Why We Blog What We Read

…because Why We Read What We Read goes through the end of 2006, but we’ve actually read a few things since then. And this way, people can actually comment on our crackpot theories! Much better than a stinky old book. (Just kidding! Our book is not stinky. You should really buy ten copies.)

Before we get to discussing any particular books, I will say that we’ve been keeping a close eye on the bestseller lists for all of 2007, and nothing whatsoever appears to have changed. Nora Roberts is still cranking ’em out; emotive literary fiction is still going gangbusters; and, of course, the release of Harry Potter 7 earlier this summer got everyone all riled up. In short, our book is more relevant than ever! And you should really buy ten copies.

(Oh, one last note: we’re assuming if you’ve found this blog that you have probably read our book. So, while we won’t attempt to be mysterious on purpose, in our blog posts we’re undoubtedly going to refer to discussions and conclusions in the book, especially when comparing other books to those covered in Why We Read What We Read. If you’ve ignored my exhortation to buy ten copies, or even one for that matter, we apologize in advance for any confusion you may experience.)

4 thoughts on “Why We Blog What We Read

  1. Hi Imani! Actually, I have been planning to review a Nora Roberts novel! Do you have any special requests? (There are so many to choose from; it can be quite daunting…)

  2. You mention that you are now blogging/reviewing books written in 2007. Would you please blog/review Made to Stick by Chip Heath and Dan Heath? I believe they sold around 100,000 copies, but I’m not sure they made it to any bestseller list, yet they should have (in my never so humble opinion). Personally, I think their SUCCES [sic] formula is great, even though everything they say is covered in some composition book or another — except, of course for their chapter on Unexpectedness. That’s the kind of idea-level concept that never seems to make it into texts (if you ignore Sheridan Baker and his The Practical Stylist, that is). Another book I’d like to see you blog/review is Timothy Ferriss’s The 4-Hour Workweek. How about it? Stick your neck out and say yes, okay? Thanks! Knew you couldn’t resist my Secret, positive vibes . . . .

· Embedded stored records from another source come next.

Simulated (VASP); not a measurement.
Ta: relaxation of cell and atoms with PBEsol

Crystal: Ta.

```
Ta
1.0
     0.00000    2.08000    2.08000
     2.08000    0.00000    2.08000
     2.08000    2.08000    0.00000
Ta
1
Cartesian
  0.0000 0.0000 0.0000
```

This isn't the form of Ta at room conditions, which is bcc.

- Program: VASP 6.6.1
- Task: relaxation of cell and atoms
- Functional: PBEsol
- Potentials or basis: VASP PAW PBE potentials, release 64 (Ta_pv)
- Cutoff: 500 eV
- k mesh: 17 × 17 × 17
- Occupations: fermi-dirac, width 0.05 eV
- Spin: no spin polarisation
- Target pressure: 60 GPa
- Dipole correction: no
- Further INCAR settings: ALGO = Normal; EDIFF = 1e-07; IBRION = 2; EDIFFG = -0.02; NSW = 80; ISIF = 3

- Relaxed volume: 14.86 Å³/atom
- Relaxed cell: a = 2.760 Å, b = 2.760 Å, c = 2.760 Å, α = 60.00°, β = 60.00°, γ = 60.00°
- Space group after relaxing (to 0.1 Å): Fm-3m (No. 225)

  3. While I didn’t buy ten copies, I was instrumental in convincing our library (Salina, KS) that a book titled “Why We Read What We Read” sounds like something a library ought to have so they bought it!
    Maybe you should start a rumor that your books (the ones you write) are made in poison ink and if the same copy is re-read it will cause agonizing. So it would be necessary to always read a fresh copy.
    Cheers and keep being what this country needs more of.